I just came across this while browsing the blogs:
http://coverlaydown.com/2008/11/free-to-be-covered-in-kidfolk-a-midweek-singleshot/Cover Lay Down generally publishes twice a week, on Sundays and Wednesdays; much more, and real life starts to lose out. But occasionally, when the moments warrants it, we like to sneak in a short post here and there. Today, when technogeek, sci-fi author, and new parent Cory Doctorow noted the recent rerelease of 1972 hippie-kid classic show/CD/book Free To Be…You And Me over at
BoingBoing, something rang a bell; since I’m solo parenting this afternoon while the wife heads out to the big city, it seemed especially fitting to hop on the promotional bandwagon for their 35th anniversary set.
I’d say more, but the pull-quote from Cory is perfect:
It’s amazing. The new art is fabulous. And I’ve got the CD on now, and the music is just as great as I remembered. There’s Rosie Greer singing, “It’s All Right to Cry,” Michael Jackson singing “I Don’t Have to Change at All” (!), Alan Alda singing “William Wants a Doll,” Harry Belafonte singing, “Parents are People,’ the Smothers Brothers singing “Helping.” There’s Carol Channing reciting the cleaning poem, and Mel Brooks doing the convulsively funny “Boy Meets Girl” sketch. It is just brilliant.

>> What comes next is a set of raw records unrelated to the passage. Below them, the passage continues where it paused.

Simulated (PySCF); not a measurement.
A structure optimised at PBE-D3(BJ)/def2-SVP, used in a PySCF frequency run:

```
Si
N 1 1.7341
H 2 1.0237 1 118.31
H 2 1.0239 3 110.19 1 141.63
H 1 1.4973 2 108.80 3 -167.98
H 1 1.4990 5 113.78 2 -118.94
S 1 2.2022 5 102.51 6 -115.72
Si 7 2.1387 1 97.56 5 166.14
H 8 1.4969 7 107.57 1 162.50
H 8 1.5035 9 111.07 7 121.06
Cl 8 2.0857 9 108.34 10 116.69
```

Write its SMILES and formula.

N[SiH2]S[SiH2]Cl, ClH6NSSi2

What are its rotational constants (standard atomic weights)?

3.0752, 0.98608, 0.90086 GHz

And wonderful. If you were to distill the messages that every kid needs to hear to grow up to be a confident, loving individual who does what’s right even when society sneers, if you were to turn them into great songs, funny poems, without a hint of preachiness or condescension, it would be this book and CD. Every kid needs this book — and the organization that publishes it is every bit as great as the book itself.